Printing on plain fabric developed in response to the popularity of “chintz” textiles imported from India to Europe, beginning in the early seventeenth century. These fine cotton fabrics were patterned with richly colored painted and dyed designs of exotic flora and fauna. Equally important, the colors resisted fading or running when washed in water. Imported cottons rapidly gained popularity throughout Europe and were seen to pose a threat to the powerful silk-weaving industry. For this reason, textile printing on a large scale was not successful in Europe until the eighteenth century, despite the fact that a method for colorfast printing was developed in Europe by 1670. Legislation was passed in France (1686) and England (1700) prohibiting the importation and domestic production of printed textiles. In England, however, printed textiles could be made for export only, so technology continued to develop there legally. The American colonies were a major market for these textiles. The Dutch, who had no such prohibitions, developed a textile printing industry during the late seventeenth century as well, but the French and English led the industry in the eighteenth century, despite legislation curbing production.
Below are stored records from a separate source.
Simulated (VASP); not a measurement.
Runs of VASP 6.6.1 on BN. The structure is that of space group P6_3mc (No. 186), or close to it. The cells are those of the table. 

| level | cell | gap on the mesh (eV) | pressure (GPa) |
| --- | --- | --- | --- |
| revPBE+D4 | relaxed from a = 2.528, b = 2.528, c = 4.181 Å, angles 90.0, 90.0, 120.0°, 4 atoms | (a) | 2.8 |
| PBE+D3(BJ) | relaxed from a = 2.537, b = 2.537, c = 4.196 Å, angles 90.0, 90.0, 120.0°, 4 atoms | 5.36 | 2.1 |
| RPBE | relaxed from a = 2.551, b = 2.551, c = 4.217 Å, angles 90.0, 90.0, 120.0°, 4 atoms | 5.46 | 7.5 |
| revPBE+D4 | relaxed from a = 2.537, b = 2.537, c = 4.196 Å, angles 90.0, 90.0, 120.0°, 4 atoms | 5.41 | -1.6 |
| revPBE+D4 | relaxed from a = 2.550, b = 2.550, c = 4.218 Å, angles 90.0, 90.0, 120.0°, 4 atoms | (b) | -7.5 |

The first successful method of transferring designs to textiles was that of woodblock printing. This could produce detailed designs, but required the preparation of separate blocks to print each color on the designated areas. Smaller areas of color were often “penciled” or hand-painted onto the textiles (37.170). A method of printing with engraved copperplates was developed in Ireland in 1752 and then brought to England. Prints from copperplates produced designs with even finer details, almost equal to the quality of a print on paper, but they were limited to one color. However, woodblocks and hand-painting could be used to add colors to copperplate prints (1983.365). The English held a virtual monopoly on the production of fine copperplate printed cottons until the French ban was lifted in 1759. In the following year, Swiss-born Christophe Oberkampf (1738–1815) established a factory at Jouy-en-Josas near Paris. The factory at Jouy was extremely successful, due in part to the skill of one of its chief designers, Jean-Baptiste Huet I (1745–1811), and to this day, pictorial printed cottons are commonly referred to as “toile de Jouy.” All manner of subject matter was appropriated for designs: floral or chinoiserie styles, political subjects, genre scenes, mythological tales, fables, and popular literature (26.233.8).
Roller printing, a mechanical improvement on the copperplate technique, was developed in England in the late eighteenth century and was in use in the north of England by 1790. The copper roller gave manufacturers the ability to print larger quantities of fabrics at greater speeds, for lower prices, and the production of printed cotton increased dramatically in the nineteenth century.